CLI Reference
Five small commands that compose into one pipeline. Each returns a verdict-coded exit status (an ANDON contract — a non-zero exit means “stop and look”).
Exit codes at a glance
Section titled “Exit codes at a glance”| Command | 0 | Other |
|---|---|---|
gpu-container-profile | profiled | 2 emit-baseline failed |
gpu-container-plan | ship | 3 refuse (no plan clears the floor) |
gpu-container-receipt | cleared floor, at/below ceiling | 3 below the >1 tok/s floor · 4 exceeded the ceiling (bandwidth model wrong) · 2 bad input |
gpu-container-concentration | cache NOT justified (the common “hold”) | 5 cache could help · 2 bad input |
gpu-container-watchdog (monitor) | ok | 5 warn · 7 abort |
gpu-container-watchdog run (supervisor) | job finished, no breach | 7 a breach aborted the job · 2 no command · else the job’s own exit code |
Every command also accepts --debug (show the full traceback on an unexpected error) and renders structured errors as ERROR [CODE]: message + a hint — never a raw stack.
gpu-container-profile
Section titled “gpu-container-profile”Profile the rig (and a model) into the profile.json the planner reads. Run it inside the target container for an honest hardware vantage.
gpu-container-profile [--model-config CONFIG] [--quant TAG] [--no-bench] [--bench-dir DIR] [-o profile.json]Key flags: --model-config (HF config.json), --no-bench (identity only), --bench-dir (ext4 volume for the fio NVMe test), --from-profile X.json --emit-baseline (record readouts to the KB).
gpu-container-plan
Section titled “gpu-container-plan”Turn a profile + model into a llama.cpp --n-cpu-moe placement plan with a calibrated forecast and a ship/refuse verdict.
gpu-container-plan --profile profile.json [--model-config CONFIG] [--quant TAG] [--ctx N] [--hf REF] [--floor TOK_S] [-o plan.json]Key flags: --ctx (KV budget, default 4096), --floor (refuse below this tok/s, default 1.0), --cpu-bw (override measured CPU bandwidth), --no-calibration (raw ceiling only).
gpu-container-receipt
Section titled “gpu-container-receipt”Pair a real llama-bench run with the plan’s forecast; record realized efficiency + whether the floor cleared; optionally write a calibration point back.

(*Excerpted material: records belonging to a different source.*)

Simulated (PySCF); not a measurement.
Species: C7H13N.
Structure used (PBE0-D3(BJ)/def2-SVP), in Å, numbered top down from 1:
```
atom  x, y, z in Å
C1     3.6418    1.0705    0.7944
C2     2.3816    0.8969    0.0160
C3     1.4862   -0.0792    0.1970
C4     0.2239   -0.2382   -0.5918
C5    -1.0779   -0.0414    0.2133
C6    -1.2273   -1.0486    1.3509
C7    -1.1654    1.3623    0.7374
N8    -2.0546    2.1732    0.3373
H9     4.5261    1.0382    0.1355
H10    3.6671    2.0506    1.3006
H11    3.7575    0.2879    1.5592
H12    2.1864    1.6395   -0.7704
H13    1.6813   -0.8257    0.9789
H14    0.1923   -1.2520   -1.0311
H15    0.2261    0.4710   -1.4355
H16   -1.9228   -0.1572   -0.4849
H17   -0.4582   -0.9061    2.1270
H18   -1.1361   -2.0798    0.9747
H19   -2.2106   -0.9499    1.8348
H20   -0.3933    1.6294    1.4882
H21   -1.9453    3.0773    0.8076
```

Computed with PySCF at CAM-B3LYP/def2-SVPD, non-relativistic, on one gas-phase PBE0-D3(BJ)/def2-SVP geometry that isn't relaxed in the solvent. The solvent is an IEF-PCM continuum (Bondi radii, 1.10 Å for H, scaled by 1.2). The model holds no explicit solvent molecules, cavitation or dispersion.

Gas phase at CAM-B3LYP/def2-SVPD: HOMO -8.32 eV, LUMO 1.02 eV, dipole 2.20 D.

gpu-container-receipt --plan plan.json [--bench bench.json | --decode-tok-s N] [--trace trace.json] [--peaks peaks.json] [--calibration-dir DIR --model-name NAME] [-o receipt.json]--trace folds the per-expert routing de-risk verdict in; --peaks folds the supervised run’s safety envelope in; --calibration-dir + --model-name is the recalibration write-back.
gpu-container-concentration
Section titled “gpu-container-concentration”The per-expert-cache de-risk gate. See Routing De-risk.
gpu-container-concentration (--trace trace.json | --imatrix imatrix.gguf) [--model-name NAME] [--coverage F] [--threshold F]Exit 0 = a cache is NOT justified (routing too uniform); 5 = it could help.
gpu-container-watchdog
Section titled “gpu-container-watchdog”The rig-safety control plane — two modes. See Rig Safety.
Monitor:
gpu-container-watchdog [--json] [--watch] [--on-breach ACTION] [--config watchdog.json]Supervisor (run a job under the watchdog — recommended for any GPU job):
gpu-container-watchdog run [--on-breach kill-job] [--peaks-out peaks.json] -- <command...>Thresholds (both modes): --power-max (95%), --temp-max (87°C), --vram-max (98%), --host-mem-max (90%), --host-avail-min (2000 MiB). --on-breach: alert (monitor default) · kill-job (supervisor default) · wsl-shutdown · docker-stop:NAME · kill:PID · command:CMD.